Hundreds of children are crossing the U.S.-Mexico border without their parents every day, with the number of minors in federal custody topping 18,000 by Thursday, according to federal data—a spike that’s left shelters and holding sites with virtually no extra capacity.
On Thursday, about 12,500 unaccompanied minors were in the custody of the Department of Health and Human Services, which offers shelter beds and works to place children with parents and other sponsors throughout the United States.
Another 5,500 were stuck with Customs and Border Protection, which often holds kids in makeshift facilities designed for adults—children are only supposed to stay with CBP for 72 hours per a court settlement, but some minors have reportedly stayed for longer.

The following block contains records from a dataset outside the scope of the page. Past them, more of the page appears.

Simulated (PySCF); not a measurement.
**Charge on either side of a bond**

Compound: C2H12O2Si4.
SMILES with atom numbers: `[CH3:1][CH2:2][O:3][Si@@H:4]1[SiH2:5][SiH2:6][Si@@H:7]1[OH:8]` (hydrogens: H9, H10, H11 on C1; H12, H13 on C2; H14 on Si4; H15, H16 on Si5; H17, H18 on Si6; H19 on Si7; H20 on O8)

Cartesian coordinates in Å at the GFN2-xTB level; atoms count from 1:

Some 605 unaccompanied minors were caught by CBP Thursday, but just 388 were transferred from CBP, meaning the number of kids in Border Patrol custody is growing.
9,457. That’s how many unaccompanied minors were caught crossing the southern border last month, an increase of more than 50% since February and the highest figure since May 2019, according to CBP data.
What To Watch For
CBP says it’s apprehended around 475 kids per day on average over the last 30 days, meaning March is on track to be even busier than February.
The total number of migrants caught crossing the southern border jumped 28% last month, and the increase in unaccompanied minors has posed an especially large strain. HHS has struggled to house this influx of minors amid limited shelter space, so thousands of children have been forced to stay in overcrowded tents and other makeshift arrangements operated by CBP, a situation Rep. Henry Cuellar (D-Texas)—who visited a CBP site—called “terrible.” HHS is scrambling to relieve this pressure by opening temporary shelters in convention centers, sports arenas and other unconventional places.
Starting last year, former President Donald Trump rapidly expelled many children caught crossing the southern border, a controversial policy that pushed minors into dangerous situations and prevented them from applying for asylum, many critics say. President Joe Biden rescinded this policy, meaning the federal government now needs to house all minors.